Edexcel Physics Unit 2 - Waves

Where the chap uses two voltmeters?

Yeah, but the part where you have to calculate the value of R. Also, when doing that part, do you assume that one of the voltmeters is replaced with an ammeter or do you keep it as two voltmeters? Because if you keep it as two voltmeters, then surely no current will get through so you won't be able to tell what the resistance is.

current will get through. But the reason you need an ammeter is to measure the current. And the ammeter should replace V1. V2 is in the correct place, as it measures the potential difference accross the component.

Regarding V1, it is 10M(ohm). Which is a huge number, in total it uses up all the energy and there is none left for the component with 100 ohm.

And how do you calculate the value of R?

the voltage going in V2 = 3V.
The resistance of the component = 100 (ohm)
Work out the current by V = IR

I = V/R
I = 3V/100 (ohm)
I = 0.03 Ampere

Now you know the EMF = 9V and the voltage accross the component = 3V

the voltage accross R = 9V - 3V = 6V
The current is the same accross the series circuit. Hence it is 0.03 Ampere (as calculated before)

Now use V = IR to work out the value of R.

R = V/I
R = 6V/0.03A
R = 200 (ohm)

Its simple and easy as that.

And how do you calculate the value of R?

I found a copy of the answer sheet online and it says the answer is 10Mohms.
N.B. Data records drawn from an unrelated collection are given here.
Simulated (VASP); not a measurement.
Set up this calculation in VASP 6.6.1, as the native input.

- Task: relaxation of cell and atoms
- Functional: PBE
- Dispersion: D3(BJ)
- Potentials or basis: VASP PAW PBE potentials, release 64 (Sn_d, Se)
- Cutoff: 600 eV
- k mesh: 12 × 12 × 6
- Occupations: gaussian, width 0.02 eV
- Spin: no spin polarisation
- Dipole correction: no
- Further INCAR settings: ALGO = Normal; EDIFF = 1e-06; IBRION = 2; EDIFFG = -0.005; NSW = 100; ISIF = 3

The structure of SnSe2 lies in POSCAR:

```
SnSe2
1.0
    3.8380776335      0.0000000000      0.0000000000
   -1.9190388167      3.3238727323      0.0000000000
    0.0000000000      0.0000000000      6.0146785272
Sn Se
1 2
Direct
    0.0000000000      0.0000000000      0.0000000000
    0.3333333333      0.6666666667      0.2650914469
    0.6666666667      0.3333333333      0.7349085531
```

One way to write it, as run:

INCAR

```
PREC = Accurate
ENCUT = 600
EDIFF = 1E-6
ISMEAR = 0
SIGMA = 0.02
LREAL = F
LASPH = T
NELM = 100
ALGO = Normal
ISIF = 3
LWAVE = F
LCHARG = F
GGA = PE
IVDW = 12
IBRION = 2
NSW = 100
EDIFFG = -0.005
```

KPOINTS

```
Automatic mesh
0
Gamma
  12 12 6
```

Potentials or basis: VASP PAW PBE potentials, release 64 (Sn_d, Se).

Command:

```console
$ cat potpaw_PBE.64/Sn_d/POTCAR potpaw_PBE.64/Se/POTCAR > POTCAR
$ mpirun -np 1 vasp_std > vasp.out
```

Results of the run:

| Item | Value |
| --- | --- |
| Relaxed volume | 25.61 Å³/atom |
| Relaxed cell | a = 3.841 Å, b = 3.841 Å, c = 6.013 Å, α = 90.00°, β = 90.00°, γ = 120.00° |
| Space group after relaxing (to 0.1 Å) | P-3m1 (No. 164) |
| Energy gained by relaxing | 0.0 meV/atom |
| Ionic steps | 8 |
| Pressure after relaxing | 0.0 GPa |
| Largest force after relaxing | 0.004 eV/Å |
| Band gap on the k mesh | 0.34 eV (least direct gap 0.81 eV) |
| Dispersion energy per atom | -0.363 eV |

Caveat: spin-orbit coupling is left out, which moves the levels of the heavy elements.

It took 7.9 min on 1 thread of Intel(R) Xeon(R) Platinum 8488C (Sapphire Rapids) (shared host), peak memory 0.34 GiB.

http://www.fizix.info/securedocs/alevel/gce08/examzone_markschemes/unit2topic4_examzone_ms.pdf

If you need a username and password, user is student, password is bosco.

We're calculating the young's modulus of copper wire for our practical. We're doing it at the moment as well. I don't do any other sciences with edexcel though. What are you doing for your practical?